A contemporary 'citizen against the authorities' conflict is a drama of Shakespearean proportions.
"Friends! Outcasts. Leeches. Undesirables. A blessing on you, and upon this beggars' banquet," announces Johnny 'Rooster' Byron (Nicholas Eadie), Jerusalem's comic, charismatic, trailer-dwelling, tall-tale telling protagonist. "This day we draw a line in the chalk, and push back hard against the bastard pitiless busybody council, and drive them from this place forever."
Jez Butterworth's play transforms a contemporary 'citizen against the authorities' conflict into a drama of Shakespearean proportions. Rooster, once the most fearless stuntsman in Wiltshire County, Southwest England, and purported meeter of giants, now inhabits a woodland outlaw's existence. His mobile home embraces all that modern housing development doesn't: eccentricity, spontaneity, nature's vagaries, the possibility of fairies, elves and supernatural forces. However, it's not some kind of pastoral, Sound of Music wonderland. There's drug taking and a dysfunctional relationship with a nine-year-old-son. And, when Jerusalem begins, Rooster has just 24 hours to save his home, and way of life, from the Kennet and Avon Council.
The day's action is packed into three acts which are over before you know it. Never laboured, Butterworth's script skips, sings and surprises with an irresistible musicality, and his characters are three-dimensional and unpredictable, commenting on all manner of topics, from the homogenising of local news outlets to how a giant might (realistically) be expected to behave. They're at once quintessentially English and undeniably individual.
Under Helen Tonkin's direction, Eadie embraces Rooster's complexity with a convincing dynamism. He's no role model, but he's certainly a last bastion against the dreary homogenisation threatened by endless housing estates, lamented by Philip Larkin in 'Going, Going'. An impressive cast takes on Rooster's band of merry (and not-so-merry followers), who flock in search of pleasure, or refuge, or both, with a standout performance from Jeremy Waters in the role of Ginger, a lost soul who dreams of becoming the local pub's DJ.
Tom Bannerman's beaten-up set is very much the world of the eternal morning after, with its empty beer bottles, half-empty spirits bottles (consulted frequently throughout), destroyed television and backdrop built of corrugated plastic. Blake Garner effectively traces the 24-hour arc of action with well-controlled lighting, executed particularly effectively in the closing scene.

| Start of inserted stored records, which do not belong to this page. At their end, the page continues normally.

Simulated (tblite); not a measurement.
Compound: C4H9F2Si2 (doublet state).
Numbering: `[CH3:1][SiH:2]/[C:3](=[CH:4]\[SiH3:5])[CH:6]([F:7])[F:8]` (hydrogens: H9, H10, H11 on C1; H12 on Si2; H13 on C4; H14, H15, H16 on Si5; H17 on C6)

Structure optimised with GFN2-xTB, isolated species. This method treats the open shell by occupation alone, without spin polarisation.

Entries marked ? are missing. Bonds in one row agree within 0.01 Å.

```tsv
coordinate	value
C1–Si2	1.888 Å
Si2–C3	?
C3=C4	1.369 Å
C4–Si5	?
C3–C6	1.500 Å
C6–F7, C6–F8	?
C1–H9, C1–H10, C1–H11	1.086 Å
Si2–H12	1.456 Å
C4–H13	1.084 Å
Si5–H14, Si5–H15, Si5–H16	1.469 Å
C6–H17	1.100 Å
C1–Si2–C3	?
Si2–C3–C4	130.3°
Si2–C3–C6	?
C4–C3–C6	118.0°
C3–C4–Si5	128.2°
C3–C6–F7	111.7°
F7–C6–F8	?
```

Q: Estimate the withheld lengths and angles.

The New Theatre's production of Jerusalem is the play's Australian premiere. First performed at London's Royal Court Theatre in 2009, it moved to the West End, where audiences queued from 3am to buy tickets and gave standing ovations every night. 2011 saw a shift across the Atlantic to Broadway, with the play receiving a Tony Award nomination and lead actor Mark Rylance winning a Tony Award.